St. Maarten/ By Hilbert Haar – United People’s party leader Theo Heyliger attempted in 2001 to blackmail the owner of St. Maarten Tender Services, Bobby Velasquez, with a bogus consultancy contract in the name of Coal Pot Inc., an offshore company established in Tortola in the British Virgin Islands. Heyliger wanted to collect $0.25 for each cruise passenger Tender Services transported in the harbor. Velasquez refused to go along.

This appears from court documents this newspaper has in its possession. The long and bitter fight between St. Maarten Harbor Cruise Facilities NV and the St. Maarten Harbor Holding Company NV versus St. Maarten Tender Services over the introduction of a 1-dollar harbor security fee culminated in a series of court cases in 2008 and 2009.

Tender Services lost the lawsuits. On February 17, 2009, the Court in First Instance ordered the company to pay Cruise Facilities $113,748. In a repair-verdict of March 17, 2009, the court ordered the company to pay even more: $617,013.

Tender Services appealed the verdict, and in his written argument to the Common Court of Justice, its attorney Jairo Bloem outlined on May 5, 2009 the attempt at extortion by Commissioner Heyliger back in 2001.

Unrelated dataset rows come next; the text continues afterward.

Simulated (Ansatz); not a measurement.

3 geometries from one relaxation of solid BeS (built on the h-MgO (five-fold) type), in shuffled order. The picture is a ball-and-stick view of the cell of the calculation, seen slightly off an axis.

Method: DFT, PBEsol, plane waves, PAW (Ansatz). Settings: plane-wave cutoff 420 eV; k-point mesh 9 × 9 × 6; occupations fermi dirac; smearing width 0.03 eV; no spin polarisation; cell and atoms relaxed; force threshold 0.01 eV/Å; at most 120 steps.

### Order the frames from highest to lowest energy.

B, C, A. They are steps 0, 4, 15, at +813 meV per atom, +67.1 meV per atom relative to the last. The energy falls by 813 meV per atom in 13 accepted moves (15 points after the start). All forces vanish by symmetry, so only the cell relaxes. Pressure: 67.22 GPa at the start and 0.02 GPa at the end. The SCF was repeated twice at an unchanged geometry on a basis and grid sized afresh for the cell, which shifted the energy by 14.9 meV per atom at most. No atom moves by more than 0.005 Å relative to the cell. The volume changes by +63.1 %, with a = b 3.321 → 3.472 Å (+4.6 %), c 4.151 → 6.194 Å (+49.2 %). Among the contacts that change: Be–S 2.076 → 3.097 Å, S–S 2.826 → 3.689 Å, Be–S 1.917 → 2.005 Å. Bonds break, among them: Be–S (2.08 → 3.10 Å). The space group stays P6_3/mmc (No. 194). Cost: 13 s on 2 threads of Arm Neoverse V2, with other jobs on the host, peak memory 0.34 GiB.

The user-agreement between Tender Services and the Ports Authority dates back to December 4, 2000, according to the written argument. This newspaper has a copy of the argument in its possession. On July 4, 2001, Commissioner Heyliger made a handwritten modification to the contract, Bloem states. This copy of this document shows indeed handwritten changes, but the signatures on it are from Bobby Velasquez and Rommel Charles, at the time managing director of the St. Maarten Ports Authority. With his signature, Velasquez agreed to pay $0.25 per passenger upon completion of “additional construction” and $500 per month for the “rent of additional office space at the new tender jetty” that would open officially at the end of the month, on July 30, 2001.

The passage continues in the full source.